# Small batch pressure canning.



## stef (Sep 14, 2002)

I have a 16-quart pressure canner and it is fine for large batches of food, either pints or quarts.

However, I would like to pressure can small amounts at a time and I am wondering why I could not get a 4-quart Presto to do this.

Is there some kind of technical reason for this? As long as it has the gauge, and holds the pints or half-pints, what would be wrong in using it as a pressure canner?


----------



## Lucy (May 15, 2006)

Because it heats up too fast and cools down too fast for canning. The time it takes to do each is part of the safe processing time figured in. A cooker is only safe for cooking, not canning. That is why they call it a cooker. Unless it will hold at least 4 quart sized jars it is not safe to can it.


----------



## judylou (Jun 19, 2009)

Lucy covered it well. You lose too much of the required processing time when using a small cooker, often as much as 20-40 mins., because the volume of the cooker heats up and cools down so fast. The guidelines say something to the effect that the "published processing times in the recipes would be invalid with a canner that holds less that 4 quart jars".

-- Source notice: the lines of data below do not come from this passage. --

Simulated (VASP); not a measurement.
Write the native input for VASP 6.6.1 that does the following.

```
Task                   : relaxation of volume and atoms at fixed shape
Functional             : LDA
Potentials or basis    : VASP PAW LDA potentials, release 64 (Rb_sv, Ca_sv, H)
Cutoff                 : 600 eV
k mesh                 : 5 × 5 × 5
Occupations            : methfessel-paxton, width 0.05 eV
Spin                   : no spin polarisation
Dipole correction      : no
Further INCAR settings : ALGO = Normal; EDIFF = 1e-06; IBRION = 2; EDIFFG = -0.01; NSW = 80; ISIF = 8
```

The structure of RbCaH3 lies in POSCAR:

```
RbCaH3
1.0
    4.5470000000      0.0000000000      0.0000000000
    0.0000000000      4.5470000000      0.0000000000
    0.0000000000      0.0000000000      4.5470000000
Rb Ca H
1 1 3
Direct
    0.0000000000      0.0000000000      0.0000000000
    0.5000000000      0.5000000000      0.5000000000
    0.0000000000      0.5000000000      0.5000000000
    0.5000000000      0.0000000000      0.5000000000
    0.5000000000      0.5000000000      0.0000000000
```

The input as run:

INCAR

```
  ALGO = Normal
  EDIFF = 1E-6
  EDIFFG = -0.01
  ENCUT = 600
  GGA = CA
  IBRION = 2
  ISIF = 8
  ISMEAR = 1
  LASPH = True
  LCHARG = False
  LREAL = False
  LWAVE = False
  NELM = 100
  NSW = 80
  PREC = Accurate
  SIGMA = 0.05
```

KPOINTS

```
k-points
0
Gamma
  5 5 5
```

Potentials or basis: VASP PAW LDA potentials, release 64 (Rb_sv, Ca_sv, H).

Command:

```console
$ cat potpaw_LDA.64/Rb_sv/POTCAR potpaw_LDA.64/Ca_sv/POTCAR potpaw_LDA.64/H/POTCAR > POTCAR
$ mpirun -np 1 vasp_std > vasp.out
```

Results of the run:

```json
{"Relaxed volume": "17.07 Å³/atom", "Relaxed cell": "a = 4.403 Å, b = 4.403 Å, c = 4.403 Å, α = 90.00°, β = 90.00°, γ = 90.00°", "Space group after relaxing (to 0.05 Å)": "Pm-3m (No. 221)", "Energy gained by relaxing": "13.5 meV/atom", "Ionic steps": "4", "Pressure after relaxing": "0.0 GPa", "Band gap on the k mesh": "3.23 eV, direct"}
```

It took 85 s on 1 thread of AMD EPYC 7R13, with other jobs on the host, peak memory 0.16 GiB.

http://www.uga.edu/nchfp/publications/uga/using_press_canners.html


----------



## PixieLou (May 1, 2010)

You don't have to fill your pressure canner with jars each time you use it.


----------



## manygoatsnmore (Feb 12, 2005)

You can use empty jars as spacers in the canner, or you can actually can water. I use a used lid with filtered water and can quart jars of water when I have an extra space or 2 in the canner. I figure if the lid doesn't seal, it's no big deal, as it's only water, and I haven't wasted a new lid. It gives me stored water that can be dumped and used if I need the canning jar for food. And it is sterile water, good for washing out wounds.


----------